Since our development so far has been driven by examples, there are some
holes in our knowledge of HOL. Chapters 13-15 systematically work through
the whole catalogue of HOL tools and methods. We develop our presentation
working upwards.  In chapter 13, we start at the bottom of the
hierarchy. We first explain how terms are represented and they may be
constructed and taken apart. Then we define the mathematics of substitution
on terms and present the HOL primitives for substitution. We then cover
conversions, which take terms to theorems. A conversion only applies to a
term at the top level.  Some control structure is required to navigate
through a term and apply a conversion to its sub-terms, once or repeatedly.
HOL has several defined primitives which can be combined to produce these
effects; analagous to tacticals, they are called conversionals. Finally we
survey and catalogue the different styles of forward inferencing. In
chapter 14 we survey and catalogue all the tactics we have used (and will
use during the course of this text) and the common tacticals that can be
used to weave them together. We also introduce theorem continuations which
allow us to pick up and manipulate specified terms and/or theorems through
several operations before letting them go. They are used by experts to good
effect when they do not wish to clutter up the assumption list with
assumptions that are used but once.

Chapters 16-18 are concerned with the verification of sequential
circuits. Correctness proofs for sequential devices are usually more
difficult than those of combinational circuits because we have to match
signals that vary with time, but we can make substantial strides with a few
standard techniques. Examples include registers, stacks, counters, ...

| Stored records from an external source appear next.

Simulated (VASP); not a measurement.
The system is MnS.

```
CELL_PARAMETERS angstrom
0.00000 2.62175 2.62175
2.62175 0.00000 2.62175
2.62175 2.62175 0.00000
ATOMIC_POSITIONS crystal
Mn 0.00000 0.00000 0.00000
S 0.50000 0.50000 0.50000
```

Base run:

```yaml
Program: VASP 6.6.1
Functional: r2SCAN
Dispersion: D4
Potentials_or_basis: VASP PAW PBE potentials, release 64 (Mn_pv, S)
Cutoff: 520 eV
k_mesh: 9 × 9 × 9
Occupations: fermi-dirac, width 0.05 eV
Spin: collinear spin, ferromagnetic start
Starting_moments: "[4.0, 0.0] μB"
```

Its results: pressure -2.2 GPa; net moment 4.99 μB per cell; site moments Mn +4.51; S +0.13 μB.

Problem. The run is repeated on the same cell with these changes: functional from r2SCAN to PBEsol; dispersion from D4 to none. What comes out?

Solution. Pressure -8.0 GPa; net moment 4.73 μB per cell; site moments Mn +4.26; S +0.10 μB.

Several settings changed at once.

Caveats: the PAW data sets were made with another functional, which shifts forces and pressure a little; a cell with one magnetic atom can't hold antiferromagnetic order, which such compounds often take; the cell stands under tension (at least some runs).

One of our reasons for choosing to work with HOL is its generality. It is
good for reasoning about algorithms and software as well as hardware. In
chapters 19-21 we introduce recursive data types in HOL and show them in
action by proving a few meta theorems about lists and trees. As larger
examples we specify and verify insert sort and the correctness of the
translation schema for a very small language running on a very small
machine. These should give you a feel for the possibilities for software
verification in HOL.

The inclusion of great numbers of interactive HOL scripts demanded careful
attention to their accuracy and currency. This task was aided considerably
by the use of the mweb proof script management utilities written by Wai
Wong. These utilities, along with an extension written to aid the
preparation of this document, are available in the contrib library of the
hol88 distribution.